5 work mistakes you don’t even know you’re making

Building a successful career comes down to more than the actual work you do.

BY Krista Gray, 5 min READ
 

Whether you just landed a new job or have been promoted, it’s a pretty solid bet that you’re damn good at what you do. Building a successful career comes down to more than the actual work you do, and those softer professional skills can trip us up on our way to achieving official C-Suite status. To uncover some common job mistakes you might not even know you’re making, we talked with Dana Brownlee from Professionalism Matters. She gave us five things to look out for so you can maintain your top-notch work cred. Read on for what not to do in the office.

1. Failing to realise you build credibility every day

Brownlee acknowledges that it’s super easy to forget that you’re either “building or eroding” your credibility every day — not just on big projects or during important meetings. To make this work for you, “Consider your style of writing, general disposition, and the casual comments you make during meetings, on calls, or even when you’re taking a break and chatting with colleagues.” She says you should always feel comfortable to be yourself, but to also remember to maintain a certain level of professionalism when you’re in work situations — no matter how much fun you’re having.
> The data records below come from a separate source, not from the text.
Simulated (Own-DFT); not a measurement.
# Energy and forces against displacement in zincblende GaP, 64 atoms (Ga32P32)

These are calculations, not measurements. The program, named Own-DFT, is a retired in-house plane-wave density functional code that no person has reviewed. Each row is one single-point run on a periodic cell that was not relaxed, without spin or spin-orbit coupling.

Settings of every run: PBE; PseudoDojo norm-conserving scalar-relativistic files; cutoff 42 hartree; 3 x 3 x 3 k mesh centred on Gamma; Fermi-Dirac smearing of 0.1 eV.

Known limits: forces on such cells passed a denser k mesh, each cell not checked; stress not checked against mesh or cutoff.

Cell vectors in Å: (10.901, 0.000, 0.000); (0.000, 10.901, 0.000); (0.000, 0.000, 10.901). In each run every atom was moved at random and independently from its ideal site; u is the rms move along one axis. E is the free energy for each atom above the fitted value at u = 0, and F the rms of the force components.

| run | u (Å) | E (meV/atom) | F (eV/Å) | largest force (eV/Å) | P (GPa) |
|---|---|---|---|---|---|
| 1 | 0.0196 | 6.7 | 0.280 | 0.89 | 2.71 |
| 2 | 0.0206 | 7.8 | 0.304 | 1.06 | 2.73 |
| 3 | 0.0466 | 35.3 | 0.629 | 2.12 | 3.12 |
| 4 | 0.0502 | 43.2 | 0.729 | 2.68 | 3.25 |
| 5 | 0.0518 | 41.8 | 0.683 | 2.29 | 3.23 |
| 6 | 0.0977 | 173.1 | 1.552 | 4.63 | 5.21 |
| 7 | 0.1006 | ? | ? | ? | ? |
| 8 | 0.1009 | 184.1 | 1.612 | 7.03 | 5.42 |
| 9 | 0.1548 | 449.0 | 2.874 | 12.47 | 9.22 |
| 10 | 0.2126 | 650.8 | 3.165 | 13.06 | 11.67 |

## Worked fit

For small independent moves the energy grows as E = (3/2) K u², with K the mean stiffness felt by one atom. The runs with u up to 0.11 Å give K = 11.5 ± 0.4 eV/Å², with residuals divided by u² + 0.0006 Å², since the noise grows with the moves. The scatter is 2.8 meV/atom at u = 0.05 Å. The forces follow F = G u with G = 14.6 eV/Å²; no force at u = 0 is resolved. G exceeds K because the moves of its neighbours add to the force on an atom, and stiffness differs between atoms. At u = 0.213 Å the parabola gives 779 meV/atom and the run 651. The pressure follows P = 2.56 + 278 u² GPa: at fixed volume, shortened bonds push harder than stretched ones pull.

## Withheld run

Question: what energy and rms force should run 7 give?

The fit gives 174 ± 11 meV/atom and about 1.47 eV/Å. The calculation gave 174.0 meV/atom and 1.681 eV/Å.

2. Responding slowly or not at all 

“If you develop a reputation as someone who is always responsive and never lets a task fall through the cracks, you’ll improve your credibility and professional currency,” Brownlee explains. On the flip side, if you consistently respond slowly or fail to complete projects altogether, you risk developing a reputation as undependable.

3. Feeling too shy to ask questions 

Ever feel like you have questions to ask, either in a 1:1 situation, in a meeting, or during a presentation? Being too nervous to ask them might make it seem like you’re uninterested, lead you to waste time by trying to figure out something yourself, or cause you to make a mistake that could’ve been easily avoided. “Good leaders and collaborators appreciate solid, thoughtful questions. People would much rather see that you’re actively thinking through how you’re going to approach the task or project and doing everything it takes to make sure you get it right from the start,” Brownlee points out.

4. Taking *too* much advantage of flexibility or perks 

“While most appreciate the flexibility that’s been introduced over the last decade, it’s a mistake to overuse perks or remote work options, even if it’s completely unintentional.” She says that these perks should never be something you lead with when talking with your manager. “Show a hunger for learning and communicate that you want to be around the office to soak up as much as you can. If you find yourself debating why you should be able to telecommute two days a week since your BFF in marketing gets to, it’ll appear that your focus or motivation is in the wrong place.” Good point.

5. Skipping spell check 

Communication might be less formal than it has been historically (who doesn’t love a well-placed emoji or totally professional GIF?), but that definitely doesn’t mean that spelling and grammar are any less important. The good news? All it takes is running a quick spell check or Grammarly scan. Want bonus points? The Hemingway app will help you write sentences that are bold and clear. Brownlee agrees that double-checking the basics is definitely worth a few minutes. “If you fire off an email with tons of typos, eight out of 10 people may not care, but for the two that do, you run the risk of diminishing your credibility with them. Can you really afford to take that chance every time you send out a message with errors?”